Saudi oil giant books US$46.9b profit, becoming world’s most profitable companyBusiness | 12 Aug 2019 3:33 pm
Leading oil producer Saudi Aramco maintained its position as the world’s most profitable company even as it reported a 12 percent drop in first-half net income to US$46.9 billion due to lower oil prices, Reuters reports.
By comparison, Apple Inc, the world’s most profitable listed company, made US$31.5 billion in the first six months of its financial year.
Aramco said it generated total revenues, including other income related to sales, of US$163.88 billion in the first half of this year, down from US$167.68 billion a year earlier.
Aramco, the world’s biggest oil producer, is also taking a 20 percent stake in the oil to chemicals business of India’s Reliance Industries, Reliance Chairman Mukesh Ambani said today, in one of the biggest ever foreign investments in India.

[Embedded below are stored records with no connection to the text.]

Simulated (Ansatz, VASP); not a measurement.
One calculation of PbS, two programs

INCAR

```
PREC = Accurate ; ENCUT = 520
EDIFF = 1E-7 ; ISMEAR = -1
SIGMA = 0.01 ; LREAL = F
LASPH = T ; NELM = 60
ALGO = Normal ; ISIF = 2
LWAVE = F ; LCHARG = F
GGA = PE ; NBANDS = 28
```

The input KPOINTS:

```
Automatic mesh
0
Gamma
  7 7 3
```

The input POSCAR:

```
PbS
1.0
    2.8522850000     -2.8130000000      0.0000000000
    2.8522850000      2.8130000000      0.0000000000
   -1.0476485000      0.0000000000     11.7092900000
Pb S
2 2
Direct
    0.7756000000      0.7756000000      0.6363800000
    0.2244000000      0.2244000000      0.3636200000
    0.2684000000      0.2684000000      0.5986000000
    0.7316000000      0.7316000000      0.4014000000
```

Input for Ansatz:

State-run Aramco disclosed its closely guarded financials for the first time ever earlier this year, revealing its 2018 earnings in order to obtain a public rating and start issuing international bonds.
The figures showed that Aramco was the most profitable company in the world, surpassing U.S. behemoths such as Apple and Exxon Mobil. The Saudi national oil company plans to launch an initial public stock offering or IPO by 2020-2021, having postponed its flotation from 2018.
Compared to Aramco’s first half earnings, U.S. oil giant Exxon Mobil Corp. made around US$5.5 billion in the first half of the year, while Royal Dutch Shell reported US$8.8 billion.
“Despite lower oil prices during the first half of 2019, we continued to deliver solid earnings and strong free cash flow underpinned by our consistent operational performance, cost management an fiscal discipline,” Aramco’s President and Chief Executive Amin Nasser said in a statement.
Aramco said the drop in earnings was mainly due to a drop of 4 percent in the average realized price of crude oil from US$69 to US$66 per barrel and an increase in purchases, producing and manufacturing costs, and depreciation and amortization costs.
The drop was partially offset by a decrease of US$2.62 billion in income taxes, the oil company said.